Condo dwellers like to poke fun at homeowners because underground parking shields their cars safely from the elements. The other side of the argument is that a home's garage can be crucial for storing just about anything - including cars.
Both are valid points, and the latter is a key reason why companies do a brisk business selling garage organizers. As more and more homeowners make do with less space as they move closer to the bigger cities, the garage proves to be a perfect place to leave a cluttered mess to fester.
Aaron Cash, founder of Garage Living, said that a majority of his clients want to organize their garages to fit at least one vehicle - sometimes two.
"Garage organization has become much more than shelves and hooks... our projects include flooring, cabinetry and organizers, in addition to insulation, drywall, painting, lighting and heating."
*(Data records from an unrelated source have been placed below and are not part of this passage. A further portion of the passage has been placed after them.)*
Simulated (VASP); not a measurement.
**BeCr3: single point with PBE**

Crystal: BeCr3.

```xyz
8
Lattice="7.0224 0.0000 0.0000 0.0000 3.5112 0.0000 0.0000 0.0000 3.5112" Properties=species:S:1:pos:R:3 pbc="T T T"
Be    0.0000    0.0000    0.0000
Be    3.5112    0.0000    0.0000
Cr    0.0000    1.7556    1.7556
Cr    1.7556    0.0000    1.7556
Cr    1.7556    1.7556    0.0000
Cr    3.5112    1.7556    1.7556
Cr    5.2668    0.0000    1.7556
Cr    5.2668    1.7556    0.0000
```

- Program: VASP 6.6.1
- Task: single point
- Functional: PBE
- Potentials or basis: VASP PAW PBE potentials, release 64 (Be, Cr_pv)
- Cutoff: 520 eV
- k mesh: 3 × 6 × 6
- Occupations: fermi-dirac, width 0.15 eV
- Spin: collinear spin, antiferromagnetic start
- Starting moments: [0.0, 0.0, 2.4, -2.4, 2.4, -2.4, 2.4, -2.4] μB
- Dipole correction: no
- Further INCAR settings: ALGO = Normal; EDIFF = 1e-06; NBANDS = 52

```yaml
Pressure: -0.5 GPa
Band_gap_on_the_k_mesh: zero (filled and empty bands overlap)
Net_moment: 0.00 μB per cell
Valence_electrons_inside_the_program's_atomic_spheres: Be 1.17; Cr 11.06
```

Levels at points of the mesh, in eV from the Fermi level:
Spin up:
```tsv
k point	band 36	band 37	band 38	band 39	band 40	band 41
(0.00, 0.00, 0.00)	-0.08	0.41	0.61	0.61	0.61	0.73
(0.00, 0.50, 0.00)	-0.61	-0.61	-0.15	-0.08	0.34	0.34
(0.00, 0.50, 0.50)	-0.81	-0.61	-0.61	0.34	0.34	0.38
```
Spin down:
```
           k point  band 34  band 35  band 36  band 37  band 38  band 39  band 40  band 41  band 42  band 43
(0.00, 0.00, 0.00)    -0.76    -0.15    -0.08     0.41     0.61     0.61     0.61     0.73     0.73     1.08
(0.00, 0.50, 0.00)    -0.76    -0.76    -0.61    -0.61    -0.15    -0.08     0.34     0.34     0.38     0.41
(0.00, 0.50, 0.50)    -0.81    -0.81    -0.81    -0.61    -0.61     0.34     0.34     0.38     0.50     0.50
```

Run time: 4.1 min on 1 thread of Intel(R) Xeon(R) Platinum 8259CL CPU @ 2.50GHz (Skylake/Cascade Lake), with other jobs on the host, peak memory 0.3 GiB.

But what do you do in a case where there is a summer car parked inside a garage, buried underneath a mound of boxes and other items, to the point where it wasn't clear that a vehicle was even there? Cash described such a case: a wife's sports car slowly emerged after Garage Living helped her husband successfully organize his stock for his plumbing supply business into carefully planned storage in the garage.
Ceiling-mounted storage platforms offer a way to create more storage space in that instance, as do cabinetry and wall units. Indeed, Cash and other dealers and installers, such as Canadian Tire, Garage Boyz, OnWall Solutions and Nuvo Garage, all espouse the use of the ceiling as a way to maximize storage enough to get a car parked inside. "Wall organizers also help to get a lot of items off the floor to make room for parking a vehicle," he says.
The sheer level of choice is pretty astounding, especially if you factor custom work into the mix. Wall units with drawers, hooks and benches, as well as mounts for the ceiling with matching cabinets, are just the tip of the iceberg. Custom flooring, elevated lifts for garages with higher ceilings, so that the mechanically inclined can do anything from change the oil or perform a whole tune-up. There have been cases where the summer or hobby car is kept on the top level, leaving easy access to the regular ride.
"We have seen it all when it comes to clutter," Cash says. "It's common that people buy tools like an ice scraper for the car year after year because they either can't find the one used the year prior, or they were given one by a moving relative. Regardless, multiples of all tools is a common bad habit."
Naturally, budget matters, too, and giving your garage a facelift to create a proper shelter for your car could run you hundreds or even thousands of dollars, depending on how elaborate you want it all to be.
The real question is just how important the other items sharing the garage are. True, one person's junk could be another's treasure, but can you afford not to park your car in your garage?